I have a peculiar phenomenon, though scipy.sparse.linalg.eigs
should be faster for sparse matrices, I get that it runs slower than the normal eigvals
method of scipy
:
In [4]: %timeit m.calc_pde_numerical_jacobian(m.initial_state)
10 loops, best of 3: 41.2 ms per loop
In [5]: %timeit m.calc_pde_analytic_jacobian(m.initial_state)
1000 loops, best of 3: 1.42 ms per loop
In [6]: %timeit m.calc_analytic_pde_eigs(m.initial_state)
1 loop, best of 3: 374 ms per loop
In [7]: %timeit m.calc_numeric_pde_eigs(m.initial_state)
1 loop, best of 3: 256 ms per loop
So the method calc_pde_numerical_jacobian
construct a dense matrix of the Jacobian of my system of equations, and calc_pde_analytic_jacobian
is constructing a sparse matrix of the Jacobian analytically (csc
format). Though the analytical method is working faster in constructing the sparse matrix of the Jacobian, when use the eigenvalue finding methods from scipy, the sparse matrics eigenvalue method is slower. The functions that I use to calculate the eigenvalues are as such:
def calc_numeric_pde_eigs(self,state):
return linalg.eigvals(self.calc_pde_numerical_jacobian(state))
def calc_analytic_pde_eigs(self,state):
return sparse.linalg.eigs(self.calc_pde_analytic_jacobian(state),k=6,which='LR',return_eigenvectors=False)
Anyone knows how this could happen?
For sufficiently large and sparse matrices, the sparse solver should be faster. I ran the following snippet for N in range(150, 550, 50) and N = 1000:
In [150]: from scipy import sparse
In [151]: from scipy import linalg
[...]
In [186]: N = 150
In [187]: m = sparse.random(N, N, density=0.05).tocsc()
In [188]: a = m.A
In [189]: %timeit sparse.linalg.eigs(m, k=6, which='LR', return_eigenvectors=False)
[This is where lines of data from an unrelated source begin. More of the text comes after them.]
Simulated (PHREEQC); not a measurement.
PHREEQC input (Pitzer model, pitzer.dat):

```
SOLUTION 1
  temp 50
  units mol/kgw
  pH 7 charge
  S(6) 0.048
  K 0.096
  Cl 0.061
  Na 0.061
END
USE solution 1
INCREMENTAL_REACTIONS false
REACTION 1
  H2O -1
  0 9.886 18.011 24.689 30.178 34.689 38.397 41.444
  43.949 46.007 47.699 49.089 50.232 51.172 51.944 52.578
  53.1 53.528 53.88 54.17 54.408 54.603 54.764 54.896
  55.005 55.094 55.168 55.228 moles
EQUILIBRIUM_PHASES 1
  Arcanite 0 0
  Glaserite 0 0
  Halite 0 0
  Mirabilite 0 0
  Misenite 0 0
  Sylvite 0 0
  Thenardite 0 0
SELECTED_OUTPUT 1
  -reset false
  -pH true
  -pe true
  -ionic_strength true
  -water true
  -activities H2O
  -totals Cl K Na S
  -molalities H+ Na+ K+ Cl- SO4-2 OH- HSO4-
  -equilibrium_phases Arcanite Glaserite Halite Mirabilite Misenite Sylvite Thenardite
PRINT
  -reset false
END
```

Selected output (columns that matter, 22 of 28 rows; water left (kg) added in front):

10 loops, best of 3: 20.2 ms per loop
In [190]: %timeit linalg.eigvals(a)
100 loops, best of 3: 9.66 ms per loop
and got the following timing (measured in msec):
N 150 200 250 300 350 400 450 500 1000
sparse.linalg.eig 20.2 22.2 28.9 29.4 48.5 38.6 75.2 57.9 152
linalg.eigvals 9.7 17.0 24.5 37.0 52.7 63.3 82.5 105 482
In this case, the size where the sparse solver becomes competitive is 250-300.
The timing will likely depend on the sparsity (i.e. what percent of the matrix is nonzero) and on the structure or pattern of the nonzero elements. For your problem, the sparse solver might not be better until the matrices are larger than 512x512.